Terms and definitions used in custom text classification

Learn about definitions used in custom text classification.

Project

A project is a work area for building your custom AI models based on your data. Your project can only be accessed by you and others who have contributor access to the Azure resource being used. As a prerequisite to creating a Custom text classification project, you have to connect your resource to a storage account. As part of the project creation flow, you need connect it to a blob container where you have uploaded your dataset. Your project automatically includes all the .txt files available in your container. You can have multiple models within your project all built on the same dataset. See the service limits article for more information.

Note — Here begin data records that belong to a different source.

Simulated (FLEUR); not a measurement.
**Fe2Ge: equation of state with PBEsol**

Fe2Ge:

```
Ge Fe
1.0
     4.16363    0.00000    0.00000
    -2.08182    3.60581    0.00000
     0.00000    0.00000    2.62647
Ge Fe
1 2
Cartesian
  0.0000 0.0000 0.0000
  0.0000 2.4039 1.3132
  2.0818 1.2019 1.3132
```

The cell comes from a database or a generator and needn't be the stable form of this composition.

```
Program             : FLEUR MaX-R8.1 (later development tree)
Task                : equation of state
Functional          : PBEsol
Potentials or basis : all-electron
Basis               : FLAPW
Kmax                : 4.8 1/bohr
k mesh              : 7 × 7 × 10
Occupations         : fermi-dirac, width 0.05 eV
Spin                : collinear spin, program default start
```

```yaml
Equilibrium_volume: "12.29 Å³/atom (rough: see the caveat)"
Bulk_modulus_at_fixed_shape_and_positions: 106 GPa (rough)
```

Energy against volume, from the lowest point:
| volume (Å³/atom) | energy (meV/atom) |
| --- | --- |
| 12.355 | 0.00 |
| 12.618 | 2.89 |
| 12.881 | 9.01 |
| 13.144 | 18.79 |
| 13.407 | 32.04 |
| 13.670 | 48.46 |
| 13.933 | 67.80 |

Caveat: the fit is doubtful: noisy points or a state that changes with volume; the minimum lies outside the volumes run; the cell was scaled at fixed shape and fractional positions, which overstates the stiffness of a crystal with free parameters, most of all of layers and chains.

Within your project you can do the following operations:

  • Tag your data: The process of tagging each file of your dataset with the respective class/classes so that when you train your model it learns how to classify your files.
  • Build and train your model: The core step of your project. In this step, your model starts learning from your tagged data.
  • View the model evaluation details: Review your model performance to decide if there is room for improvement or you are satisfied with the results.
  • Improve the model (optional): Determine what went wrong with your model and improve performance.
  • Deploy the model: Make your model available for use.
  • Test model: Test your model and see how it performs.

Project types

Custom text classification supports two types of projects

  • Single label classification: You can only assign one class for each file of your dataset. For example, if it is a movie script, your file can only be Action, Thriller or Romance.

  • Multiple label classification: You can assign multiple classes for each file of your dataset. For example, if it is a movie script, your file can be Action or Action and Thriller or Romance.

Model

A model is an object that is trained to do a certain task, in our case custom text classification. Models are trained by providing tagged data to learn from so they can later be used for classifying text. After you're satisfied with the model's performance, it can be deployed, which makes it available for consumption.

Class

A class is a user defined category that is used to indicate the overall classification of the text. You will tag your data with your assigned classes before passing it to the model for training.